The Homeland Security Department—the government’s point agency for cybersecurity—fell short of top marks in three of five areas in the annual information security assessment, according to a report released Monday.
The 2017 Federal Information Security Management Act report rates the department’s various cybersecurity capabilities on a scale of 1 through 5, with the lowest score, 1, representing an “ad-hoc” use of information security and the highest being an “optimized” cybersecurity posture.
“Per the FY 2017 reporting instructions, Level 4, ‘managed and measureable,’ represents an effective cybersecurity function,” Homeland Security’s inspector general wrote. “Where an agency achieves Level 4 in the majority of the five cybersecurity functions evaluated, its information security program may be considered effective overall.”
The department fell just short of that target. Of the five categories assessed—identify, protect, detect, respond and recover—Homeland Security achieved Level 4 in two and Level 3 in the remaining three areas.
The department achieved Level 4 cleanly in the incident response category with no additional recommendations from the inspector general. Auditors also gave the department a Level 4 designation for its ability to identify risk areas but qualified that score, as a number of classified and unclassified systems are still running without updated authorities to operate, or ATOs.
As of June 2017, 64 systems were running without security authorizations, including 16 integral to national security and 48 unclassified systems. While problematic, these numbers are down significantly year over year, from 79 unclassified systems operating without ATOs in 2016 and 203 in 2015.

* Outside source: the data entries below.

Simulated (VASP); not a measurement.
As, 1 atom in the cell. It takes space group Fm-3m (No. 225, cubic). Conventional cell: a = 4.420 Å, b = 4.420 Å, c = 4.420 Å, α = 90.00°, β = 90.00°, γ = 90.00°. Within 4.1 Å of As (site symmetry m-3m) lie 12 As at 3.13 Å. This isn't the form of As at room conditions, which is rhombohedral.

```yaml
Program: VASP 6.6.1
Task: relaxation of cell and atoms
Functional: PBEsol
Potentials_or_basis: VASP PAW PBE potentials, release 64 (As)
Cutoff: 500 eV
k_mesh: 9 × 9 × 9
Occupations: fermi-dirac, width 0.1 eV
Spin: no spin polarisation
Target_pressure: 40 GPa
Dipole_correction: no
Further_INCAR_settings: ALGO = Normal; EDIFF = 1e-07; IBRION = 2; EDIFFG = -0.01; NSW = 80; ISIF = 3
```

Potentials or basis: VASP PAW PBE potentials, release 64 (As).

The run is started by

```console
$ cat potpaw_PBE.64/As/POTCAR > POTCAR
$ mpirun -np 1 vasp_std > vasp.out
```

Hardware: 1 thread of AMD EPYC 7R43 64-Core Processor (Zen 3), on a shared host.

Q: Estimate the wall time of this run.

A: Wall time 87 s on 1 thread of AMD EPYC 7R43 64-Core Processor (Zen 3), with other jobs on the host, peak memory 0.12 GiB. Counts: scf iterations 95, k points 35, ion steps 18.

The department has a goal of 100-percent compliance for its high-value systems and 95 percent compliance for lower value assets within each of its component agencies. For high-value systems, the Federal Emergency Management Agency, Immigration and Customs Enforcement, the National Protection and Programs Directorate—which oversees critical governmentwide cybersecurity initiatives—and the Coast Guard all fell short. For non-high-value assets, Homeland Security headquarters, the Federal Law Enforcement Training Center, ICE and NPPD missed the mark.